The New York Times editorial board is appalled by the tone and content of the McCain/Palin campaign. And it takes an awful lot to appall a New Yorker…
It is a sorry fact of American political life that campaigns get ugly, often in their final weeks. But Senator John McCain and Gov. Sarah Palin have been running one of the most appalling campaigns we can remember.
They have gone far beyond the usual fare of quotes taken out of context and distortions of an opponent’s record — into the dark territory of race-baiting and xenophobia. Senator Barack Obama has taken some cheap shots at Mr. McCain, but there is no comparison.
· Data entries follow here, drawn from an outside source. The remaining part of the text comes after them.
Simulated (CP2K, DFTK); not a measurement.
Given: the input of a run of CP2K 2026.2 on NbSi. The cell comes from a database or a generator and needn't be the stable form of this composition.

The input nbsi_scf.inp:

It is a sorry fact of the news biz that editorialists too often attempt to balance the transgressions of one candidate by pointing to the transgressions of their opponent, even when there is no reasonable comparison. But in recent weeks the McCain/Palin campaign has simply slipped too far over to the dark side to make such journalistic equivalency even remotely believable.
Ms. Palin, in particular, revels in the attack. Her campaign rallies have become spectacles of anger and insult. “This is not a man who sees America as you see it and how I see America,” Ms. Palin has taken to saying.
That line follows passages in Ms. Palin’s new stump speech in which she twists Mr. Obama’s ill-advised but fleeting and long-past association with William Ayers, founder of the Weather Underground and confessed bomber. By the time she’s done, she implies that Mr. Obama is right now a close friend of Mr. Ayers — and sympathetic to the violent overthrow of the government. The Democrat, she says, “sees America, it seems, as being so imperfect that he’s palling around with terrorists who would target their own country.”
Her demagoguery has elicited some frightening, intolerable responses. A recent Washington Post report said at a rally in Florida this week a man yelled “kill him!” as Ms. Palin delivered that line and others shouted epithets at an African-American member of a TV crew.
They called the sound man a “nigger” and commanded him to “sit down, boy.” But then, that’s the sort of visceral response Palin is shooting for.
In a way, we should not be surprised that Mr. McCain has stooped so low, since the debate showed once again that he has little else to talk about. He long ago abandoned his signature issues of immigration reform and global warming; his talk of “victory” in Iraq has little to offer a war-weary nation; and his Reagan-inspired ideology of starving government and shredding regulation lies in tatters on Wall Street.
But surely, Mr. McCain and his team can come up with a better answer to that problem than inciting more division, anger and hatred.
No, probably not. What we are seeing is the logical conclusion of the Rovian strategies that secured narrow electoral victories by exploiting the cultural tensions in an otherwise closely divided nation. As the failures of the Bush administration and his Republican Party have become too overwhelming to ignore, and have started to impact the day to day lives of average Americans, large segments of the electorate are shifting to the Democrats, even if only because they are not Republicans. Thus as the political divide widens, the obvious Rovian response is to turn up the divisive rhetoric in a last ditch effort to keep swing voters in line through their weapons of choice: fear, anger and hate.
It will be interesting to see how Republicans respond to a second straight cycle of devastating congressional losses, and a likely Obama victory. It would be best for both them and the nation if they abandon Palin, and the dangerous fascistic streak she clearly embodies.